His plays, which touched on paedophilia, murder and rape offer glimpses into the twisted mind of a killer-to-be.
One play plunges into the darkness of paedophilia and murder while the other features a group of students plotting to kill their rapist teacher.
Richard McBeef and Mr Brownstone sprung from the mind of the 23-year-old Korean student who gunned down 32 people at Virginia Tech before committing suicide.
The plays, written for a university English course and signed Seung Cho, were posted on an AOL blog by Ian MacFarlane, an AOL employee and former Virginia Tech student who was a classmate of Cho.
“When we read Cho’s plays, it was like something out of a nightmare,” wrote MacFarlane on the blog. “The plays had really twisted, macabre violence that used weapons I wouldn’t have even thought of... we students were talking to each other with serious worry about whether he could be a school shooter.”
Richard McBeef revolves around a 13-year-old boy named John who is plotting to kill his stepfather, a failed football player named Richard McBeef.
John accuses McBeef of molesting him and murdering his father.

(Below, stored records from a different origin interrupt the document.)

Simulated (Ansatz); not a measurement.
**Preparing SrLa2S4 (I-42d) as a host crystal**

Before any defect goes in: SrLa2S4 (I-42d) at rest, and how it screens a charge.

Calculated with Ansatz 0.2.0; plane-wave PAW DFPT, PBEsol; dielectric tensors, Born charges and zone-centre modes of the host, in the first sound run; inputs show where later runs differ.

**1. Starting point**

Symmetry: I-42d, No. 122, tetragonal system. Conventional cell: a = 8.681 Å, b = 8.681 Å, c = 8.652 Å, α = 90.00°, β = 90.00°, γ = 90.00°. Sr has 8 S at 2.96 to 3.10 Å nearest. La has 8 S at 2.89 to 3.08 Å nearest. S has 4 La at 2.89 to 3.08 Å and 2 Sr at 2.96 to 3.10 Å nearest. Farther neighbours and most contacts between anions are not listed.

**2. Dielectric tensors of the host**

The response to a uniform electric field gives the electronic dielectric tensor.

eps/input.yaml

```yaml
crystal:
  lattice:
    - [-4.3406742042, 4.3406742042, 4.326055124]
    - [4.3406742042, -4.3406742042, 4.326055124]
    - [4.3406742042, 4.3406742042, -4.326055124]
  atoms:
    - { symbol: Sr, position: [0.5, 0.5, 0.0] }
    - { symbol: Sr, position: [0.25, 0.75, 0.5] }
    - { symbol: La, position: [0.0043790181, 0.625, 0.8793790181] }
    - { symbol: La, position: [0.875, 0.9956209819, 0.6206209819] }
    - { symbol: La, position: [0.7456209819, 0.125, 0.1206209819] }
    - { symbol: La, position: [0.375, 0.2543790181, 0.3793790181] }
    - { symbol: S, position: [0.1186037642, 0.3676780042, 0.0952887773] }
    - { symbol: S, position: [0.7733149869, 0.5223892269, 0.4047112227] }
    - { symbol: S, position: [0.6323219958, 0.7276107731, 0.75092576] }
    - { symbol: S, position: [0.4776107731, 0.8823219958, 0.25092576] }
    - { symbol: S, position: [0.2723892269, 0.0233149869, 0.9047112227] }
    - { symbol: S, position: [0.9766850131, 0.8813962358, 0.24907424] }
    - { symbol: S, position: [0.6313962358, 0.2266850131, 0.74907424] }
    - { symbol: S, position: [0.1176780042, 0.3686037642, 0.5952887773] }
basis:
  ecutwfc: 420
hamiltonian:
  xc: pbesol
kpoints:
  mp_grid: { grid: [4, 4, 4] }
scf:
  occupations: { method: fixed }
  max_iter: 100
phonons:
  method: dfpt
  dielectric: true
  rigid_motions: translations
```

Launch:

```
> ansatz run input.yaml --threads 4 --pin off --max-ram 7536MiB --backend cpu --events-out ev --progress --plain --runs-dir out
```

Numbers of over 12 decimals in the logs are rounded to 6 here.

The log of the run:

McBeef kills John in the end.
“I hate him. Must kill Dick. Must Kill Dick...you don’t think I can kill you Dick? You don’t think I can kill you? Gotcha. Got one eye... got the other eye,” says Cho’s John, while in his bedroom throwing darts at an image of McBeef.
Mr Brownstone, titled after a Guns n’ Roses song of the same name, tells the story of three students, John, Jane and Joe, who plot the murder of their teacher at a casino where they win the jackpot.
Mr Brownstone raped the three students in school.
“Such an old constipated wicked man,” says Joe.
“I wanna kill him,” says John.
“I wanna watch him bleed the way he made us kids bleed,” says Jane.
In screenplays Cho wrote for a class last fall, characters throw hammers and attack with chainsaws, said a student who attended Virginia Tech last fall.
“We always joked we were just waiting for him to do something, waiting to hear about something he did,” said classmate, Stephanie Derry. “But when I got the call it was Cho who had done this, I started crying, bawling.”
Cho — who arrived in the US from South Korea in 1992 and was raised in suburban Washington DC, where his parents worked at a dry cleaners — left a note, found after the bloodbath.
A law enforcement official described it as a typed, eight-page rant against rich kids and religion.
“You caused me to do this,” the official quoted the note as saying.
Cho indicated in his letter that the end was near and that there was a deed to be done, the official said. He also expressed disappointment in his own religion, and made several references to Christianity, the official said.